The dark side of marketing

The dark side of marketing

By definition, marketing is the science of making certain people habitually do something that somebody else wants them to do, such as buying a specific brand every time; it is the art of ingraining habits. Marketing is attracting attention, arousing interest; it is persuasion, awakening desire, convincing, gaining confidence; marketing is strategic positioning and maintaining that position in the mind. Most marketing performs the service of imparting useful information to the consumer. However, there are situations where marketing clearly goes too far, to the dark side where it manipulates the consumer’s gullible mind:

  1. When marketing lies, or does not tell the whole truth, by twisting arguments and distracting the consumer from relevant facts about the product being sold.
  2. When marketing takes control of the consumer’s self-will to create a physical or psychological addiction.

In the first case there are myriads of strategies for distraction or camouflage – Fat Free, No Chemicals, With Liposomes, Low in Sodium, Light, etc. – to sell unhealthy products by promoting a secondary characteristic that mask their true nature. Onion rings labeled as having only 3% onion powder; sliced ham sold with bells and whistles when it only contains 30% of genuine ham; the list of fake products goes on and on.
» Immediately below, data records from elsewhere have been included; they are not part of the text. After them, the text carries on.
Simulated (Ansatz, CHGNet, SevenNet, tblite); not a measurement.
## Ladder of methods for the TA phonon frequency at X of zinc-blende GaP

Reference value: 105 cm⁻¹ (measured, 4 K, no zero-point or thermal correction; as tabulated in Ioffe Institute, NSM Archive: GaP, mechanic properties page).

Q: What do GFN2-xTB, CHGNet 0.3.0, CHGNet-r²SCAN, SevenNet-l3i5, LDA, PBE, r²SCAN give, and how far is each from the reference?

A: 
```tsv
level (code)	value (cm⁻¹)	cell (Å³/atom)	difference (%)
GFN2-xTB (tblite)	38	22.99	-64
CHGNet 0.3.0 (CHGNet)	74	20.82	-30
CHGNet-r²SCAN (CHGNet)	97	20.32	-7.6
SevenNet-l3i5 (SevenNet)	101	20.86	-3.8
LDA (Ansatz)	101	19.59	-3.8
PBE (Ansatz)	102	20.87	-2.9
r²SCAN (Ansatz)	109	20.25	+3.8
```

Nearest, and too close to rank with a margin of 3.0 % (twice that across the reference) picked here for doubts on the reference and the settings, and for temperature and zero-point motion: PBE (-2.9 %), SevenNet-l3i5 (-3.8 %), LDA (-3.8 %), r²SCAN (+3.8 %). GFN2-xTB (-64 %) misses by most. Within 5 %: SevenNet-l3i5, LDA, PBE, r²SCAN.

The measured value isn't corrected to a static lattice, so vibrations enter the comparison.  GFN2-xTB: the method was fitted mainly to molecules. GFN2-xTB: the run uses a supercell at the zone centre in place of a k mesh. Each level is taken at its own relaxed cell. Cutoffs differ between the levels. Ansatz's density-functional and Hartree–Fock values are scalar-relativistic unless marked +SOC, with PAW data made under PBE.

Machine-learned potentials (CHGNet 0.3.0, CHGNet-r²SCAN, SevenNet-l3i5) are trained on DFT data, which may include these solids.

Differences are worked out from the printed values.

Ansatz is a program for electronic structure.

Also in this first category of manipulation are those products in TV ads where the fine print is flashed so quickly at the bottom of the screen that you haven’t a chance to read what they now assume has been legitimately declared: such things as the enormous quantity of small payments (in large print) you have to make for that watch you want. Other times they try to camouflage a product with good qualities they do not possess, like “healthy” processed foods, so that you focus not on their defects but on their benefits: dairy products, sugary drinks and snacks that appear on television with tiny messages at the bottom encouraging us to eat more fruits and vegetables while doing daily exercise. How admirable that large corporations promote our health, sometimes even with the help of foundations! It’s a fantastic camouflage operation and, if we asked them, they would surely say we should be grateful for their public health campaign – undertaken along with the marketing for their distinctly unhealthy products, of course.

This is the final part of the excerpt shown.